Ahead of the looming Fed blackout period – which lasts until the Dec 13 FOMC meeting – Powell had once last chance to tame euphoric markets after the best November in the past 40 years… and he blew it. Instead of pushing forcefully against the meltup in risk assets after the biggest easing in financial conditions on record during November…
… the Fed chair appeared largely nonchallant, and in his fireside chat earlier today, what the market focused on was Powell’s comment that rates are “well into restrictive territory” which not only assured there would be no more rate hikes, but steamrolled Powell’s other, hawkish warning, that it is premature to speculate when the Fed might ease. The result was a collapse in yields, a surge in stocks, bitcoin spiking to new 2023 highs above $38,000, all driven by renewed bets that the Fed will cut rates as soon as March where the market now assigns odds of a rate cut as high as 80%, roughly double from yesterday.
And while it is unclear if it was Powell’s intention to give markets the green light to keep rallying into year-end, a problem has emerged, the same problem that emerges every time the market views the Fed as willing to sacrifice the dollar to prop up risk assets: gold.
After surging from a ytd low of $1820 in early October, to a high of $2,040 last week, largely thanks to a relentless gold buying spree out of China as we reported previously, gold has finally realized which way the wind is blowing and as shown below, it exploded higher amid a frenzy of institutional, ETF and retail buying (and perhaps continued Chinese buying), all of which managed to finally push the yellow metal to hit new all time highs of $2,075.41, the highest on record.
That’s just the start. As Bloomberg notes, gold calls were also in strong demand, both for futures and the biggest ETF tied to the metal, as bullion marched closer to a record high Friday. As shown in the chart below, the buildup of open interest between $2,000 and $2,500 has been relentless over the past week on growing optimism that rates are primed to decline:
That, alongside continued Chinese buying, and perhaps a reversal in ETF selling now that gold is clearly breaking out to new all time highs, means that the Fed has a new “old” problem on its hands: wholesale flight from fiat and into the safety of hard currencies, such as gold. No wonder “digital gold”, aka bitcoin, is also surging… although that one still has a ways to go to reach its previous all time high.

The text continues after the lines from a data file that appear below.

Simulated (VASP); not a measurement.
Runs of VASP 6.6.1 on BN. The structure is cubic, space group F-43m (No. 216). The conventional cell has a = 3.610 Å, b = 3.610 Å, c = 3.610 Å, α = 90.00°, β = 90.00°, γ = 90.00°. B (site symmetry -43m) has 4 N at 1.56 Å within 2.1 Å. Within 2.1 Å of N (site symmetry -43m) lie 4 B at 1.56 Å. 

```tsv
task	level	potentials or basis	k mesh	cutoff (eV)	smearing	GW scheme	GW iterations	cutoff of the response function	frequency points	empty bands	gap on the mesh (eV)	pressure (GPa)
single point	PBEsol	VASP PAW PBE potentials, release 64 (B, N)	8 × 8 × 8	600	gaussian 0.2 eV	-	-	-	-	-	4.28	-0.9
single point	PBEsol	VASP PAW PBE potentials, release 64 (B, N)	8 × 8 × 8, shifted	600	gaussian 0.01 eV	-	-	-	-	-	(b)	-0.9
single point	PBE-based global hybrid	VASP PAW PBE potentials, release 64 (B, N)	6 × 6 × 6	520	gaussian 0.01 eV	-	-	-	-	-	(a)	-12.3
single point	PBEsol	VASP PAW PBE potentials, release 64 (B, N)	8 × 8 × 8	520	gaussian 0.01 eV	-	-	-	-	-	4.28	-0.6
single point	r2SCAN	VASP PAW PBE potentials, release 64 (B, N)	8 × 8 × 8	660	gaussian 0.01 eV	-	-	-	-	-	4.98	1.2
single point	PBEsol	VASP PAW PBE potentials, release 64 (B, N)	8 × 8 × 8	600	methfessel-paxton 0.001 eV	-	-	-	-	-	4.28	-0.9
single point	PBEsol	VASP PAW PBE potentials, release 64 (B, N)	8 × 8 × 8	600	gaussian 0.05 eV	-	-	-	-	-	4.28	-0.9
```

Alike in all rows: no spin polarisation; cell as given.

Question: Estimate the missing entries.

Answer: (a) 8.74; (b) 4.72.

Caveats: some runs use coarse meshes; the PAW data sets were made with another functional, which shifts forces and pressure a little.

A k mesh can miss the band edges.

Then again, if the Fed is indeed set to cut rates as soon as March, and then proceed with more QE which will be inevitable to monetize the soaring US budget deficit and exploding interest payments, then we are set for new all time highs in everything – gold, bitcoin, stocks… oh and oil; because after the current bout of CTA selling is finally over, oil and commodities will be the next asset class to hit record highs at which point Powell’s mutation into Arthur Burns will be complete, confidence in the Fed will be crushed as the next – and far sharper inflation cycle kicks in – and the countdown to the end of the Dollar reserve currency system can finally begin.